Which levels did you complete?

Bronze, I did photography, I'd become infatuated with photography after started it at college. I reviewed a play at the Oldham Coliseum.

Which is your favourite level and why?

Having only done the one I'm biased towards Bronze. But I loved doing it because I'd never ever had that level of independence or encouragement to work on something I wanted to do in my life.

What was the best thing that you learnt — about the arts, or yourself — while completing your Arts Award?

This sounds incredibly rehearsed or like I've been paid to say it but I gained an eye-opening experience of art and what it means to a person and how important it is to go and try and enjoy art that you're not necessarily used to. I'll go and puke now.
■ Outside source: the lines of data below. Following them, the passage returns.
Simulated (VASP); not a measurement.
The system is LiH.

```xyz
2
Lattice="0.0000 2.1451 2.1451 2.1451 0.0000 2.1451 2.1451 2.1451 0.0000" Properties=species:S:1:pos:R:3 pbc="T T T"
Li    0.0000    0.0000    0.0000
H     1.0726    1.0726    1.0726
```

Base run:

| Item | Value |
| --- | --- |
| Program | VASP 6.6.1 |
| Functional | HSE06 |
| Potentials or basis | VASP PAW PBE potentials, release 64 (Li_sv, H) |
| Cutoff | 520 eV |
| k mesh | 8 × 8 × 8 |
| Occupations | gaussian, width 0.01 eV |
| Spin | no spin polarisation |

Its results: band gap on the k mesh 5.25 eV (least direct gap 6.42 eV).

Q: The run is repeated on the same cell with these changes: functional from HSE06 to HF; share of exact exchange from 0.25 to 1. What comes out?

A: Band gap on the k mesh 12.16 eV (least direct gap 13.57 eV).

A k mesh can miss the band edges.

Did your Arts Award take you to any unexpected places?

Oh my yes. I'd never been on a train before doing my Arts Award. Before I'd even finished the work for my Bronze, Claire got an email from Emrys asking her to put forward someone to be what is now called a Youth Network Leader. I was being asked to represent the North West for Arts Award which was a huge boon. I was honoured to have been asked to be completely honest. Since then, I've been to every region in the country except the North East which doesn't sound huge but considering I'd only ever been to the North West, Yorkshire, and London before it I was pretty happy to get to travel to the places over and over. I spoke at the Arts Award National Advisor Conference held at The Lowry the day after I passed my Bronze which was hugely daunting. It basically put me in the position to do lots of adult-y, independent things for which I'm dead grateful.

Why did you decide to join the Youth Network?

To be honest, I can't quite remember but when I was seventeen, being asked to do this job was huge for me. I was particularly drawn to 'representing the North West' and because I'd grown a keen ear for the arts it was something I was passionate about and the perks that came with it just made me run at the chance. I was also thinking about my future and goodness knows it's helped!

What has been the most enjoyable thing about being on the Youth Network?

There are definitely too many things just to choose one. Anything from meeting so many people I've made friends with, travelling all around the shop, going to events, and, of course, getting my first paid job are ones that come straight to mind.

What advice would you give to anyone thinking of giving Arts Award a go?

Do it and don't scrimp on any effort to start. Just doing the work will enthuse you like no kind of project or assignment you ever worked on in school. You'll learn as much about what you enjoy as the things you learn about the arts.